There was a brilliant evening of music on Saturday night at West Road Concert Hall with Richard Hull doing a wonderful job at short notice in deputising for CCSO’s conductor Robert Hodge.

Not least among its many strengths is CCSO’s regular inclusion within its programmes of lesser known works by well-known composers, as well as some by composers with whom many have little or no familiarity at all. Recent years have featured music by for example Liadov, Bax, Penderecki, Grofé.

City of Cambridge Symphony Orchestra at West Road Concert Hall.
City of Cambridge Symphony Orchestra at West Road Concert Hall.

Holst (‘Hammersmith’) is another on this list, and Holst was first to feature in the opening of Saturday night’s programme at West Road with a performance of the brief introductory ballet music for his one-act opera ‘The Perfect Fool’ (1918-22).

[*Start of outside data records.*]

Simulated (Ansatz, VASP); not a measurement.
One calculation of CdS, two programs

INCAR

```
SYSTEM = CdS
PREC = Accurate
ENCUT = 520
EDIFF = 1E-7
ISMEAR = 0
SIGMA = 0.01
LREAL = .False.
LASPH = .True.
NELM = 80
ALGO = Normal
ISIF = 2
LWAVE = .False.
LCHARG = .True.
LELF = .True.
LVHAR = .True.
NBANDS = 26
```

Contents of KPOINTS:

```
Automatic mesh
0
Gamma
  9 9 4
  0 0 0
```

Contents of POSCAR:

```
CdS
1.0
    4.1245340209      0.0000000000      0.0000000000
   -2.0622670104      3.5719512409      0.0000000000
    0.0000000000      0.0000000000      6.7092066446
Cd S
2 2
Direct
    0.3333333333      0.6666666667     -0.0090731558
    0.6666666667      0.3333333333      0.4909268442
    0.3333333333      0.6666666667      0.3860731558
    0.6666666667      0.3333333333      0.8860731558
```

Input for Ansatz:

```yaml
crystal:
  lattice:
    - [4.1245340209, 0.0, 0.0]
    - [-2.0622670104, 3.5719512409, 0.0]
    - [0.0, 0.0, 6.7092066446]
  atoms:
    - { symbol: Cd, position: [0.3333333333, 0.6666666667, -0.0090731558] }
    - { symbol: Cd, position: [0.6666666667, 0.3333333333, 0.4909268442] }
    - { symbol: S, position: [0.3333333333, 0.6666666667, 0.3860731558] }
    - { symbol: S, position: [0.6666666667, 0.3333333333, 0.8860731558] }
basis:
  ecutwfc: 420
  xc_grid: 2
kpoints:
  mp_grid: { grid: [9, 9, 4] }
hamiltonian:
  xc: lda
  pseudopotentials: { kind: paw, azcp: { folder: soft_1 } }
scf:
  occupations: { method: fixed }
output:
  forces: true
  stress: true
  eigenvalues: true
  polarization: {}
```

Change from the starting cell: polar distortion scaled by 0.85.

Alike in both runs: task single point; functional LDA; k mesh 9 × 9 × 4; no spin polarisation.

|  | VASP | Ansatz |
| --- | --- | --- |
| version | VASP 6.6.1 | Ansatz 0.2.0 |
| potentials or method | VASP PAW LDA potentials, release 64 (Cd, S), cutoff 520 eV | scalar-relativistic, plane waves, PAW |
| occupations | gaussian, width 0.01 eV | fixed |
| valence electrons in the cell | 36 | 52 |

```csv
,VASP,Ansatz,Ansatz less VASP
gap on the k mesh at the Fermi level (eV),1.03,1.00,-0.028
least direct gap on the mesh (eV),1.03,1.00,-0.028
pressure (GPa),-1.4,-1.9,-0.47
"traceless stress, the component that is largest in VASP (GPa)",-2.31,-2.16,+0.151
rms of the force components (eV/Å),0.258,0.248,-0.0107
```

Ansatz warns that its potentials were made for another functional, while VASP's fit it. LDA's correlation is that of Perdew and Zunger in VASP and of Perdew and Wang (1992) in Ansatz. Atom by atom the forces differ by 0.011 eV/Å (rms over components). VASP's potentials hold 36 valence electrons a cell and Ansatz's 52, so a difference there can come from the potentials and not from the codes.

The opera, premiered in 1923, was apparently less than successful and has been rarely performed. It was broadcast in 1924 in one of the first live transmissions by a BBC then in its infancy. But the brief ten minutes or so of ballet music which stands at the opening of the opera still gets an airing, and served on Saturday as the perfect trial balloon for what this excellent orchestra had up its sleeve for later in the concert.

The full range of orchestration required for ‘The Perfect Fool’ was on display throughout, from the really impressive ‘noise’ of the orchestra representing the ‘earthy’ spirits at the beginning, through the softer passages which reflected the elements of water and air, to the energetic fiery brass, diminishing in sound until the final crash, with its suggestion of the ‘Surprise’ Symphony of Haydn.

Following Holst came ‘Concerto for Marimba No.1’ by the Brazilian composer and percussionist, Ney Rosauro and performed with astonishing skill and musicality by Jordan Ashman, BBC Musician of the Year 2022. Jordan (Impington Village College & Hills Road) joins other local ‘talents’ who have become international stars, Jem Poster (piano, Chesterton), Alison Balsom (trumpet, Hills Road).

Many of us will recall watching Jordan win the televised competition. His musical prowess was obvious then, but to get a proper sense of just how outstanding his talent is we really do have to see it at work in ‘live’ performance. This was our privilege on Saturday.

Jordan coaxed from the marimba every aspect of its versatility. The first movement ‘Greetings’ was at times bewitching, the second, ‘Lament’, had us all mesmerised as he effortlessly (or so he made it seem) found his way through a forest of notes, employing the 4-mallet technique which seemed almost impossible for the human hand to be able to manoeuvre so note-perfectly and faultlessly.

It was refreshing to see a prize-winning virtuoso on a percussive instrument after so long being among the ‘also-rans’ in music competitions. Jordan Ashman is the perfect ambassador for the percussion cause and the enthusiastic audience gave him his deserved ovation.

After the Interval there was a beautiful performance of ‘Ein Heldenleben’ (‘A Hero’s Life’), a lengthy one movement tone poem by Richard Strauss lasting the best part of an hour and which revealed CCSO at the top of their game. In direct line of descent from Berlioz’s Byron-inspired ‘Harold in Italy’, Strauss’s work represents the last gasp of the Hero as an icon of the Romantic Movement.

Strauss had originally provided a descriptive and detailed programme for 6 ‘movements’, but later asked for them to be removed from the score, insisting that he was not the hero of his own composition. This echoes Lord Byron who consistently denied that he was the hero of ‘Childe Harold’s Pilgrimage’, until finally throwing in the towel and admitting that he was.

Where each of Berlioz’s descriptions for the 4 movements of his symphony suggest Byron’s poem, his music hardly, if ever, reflects the Byronic verse. Strauss’s music, on the other hand, does reflect his own descriptions and they provide a sort of helpful framework for the listener to make sense of it all.

‘Ein Heldenleben’ contains some huge full orchestral engagement, very obvious in the first set, ‘The Hero’ (in Strauss’s terms), and the fourth, ‘The Hero in Battle’. Each section of the orchestra did sterling work throughout the composition which magnified the nature of their individual participation we had already encountered at the start of the concert in the Holst piece.

Especially outstanding was first violinist Philippa Barton who had provided lovely solo accompaniment to some of Jordan Ashman’s sequences in the Marimba Concerto, and in her very prominent interventions throughout the Strauss symphonic work. Philippa was invited by the amazing Richard Hull to receive the applause rightfully belonging to her at the conclusion of a very enjoyable evening.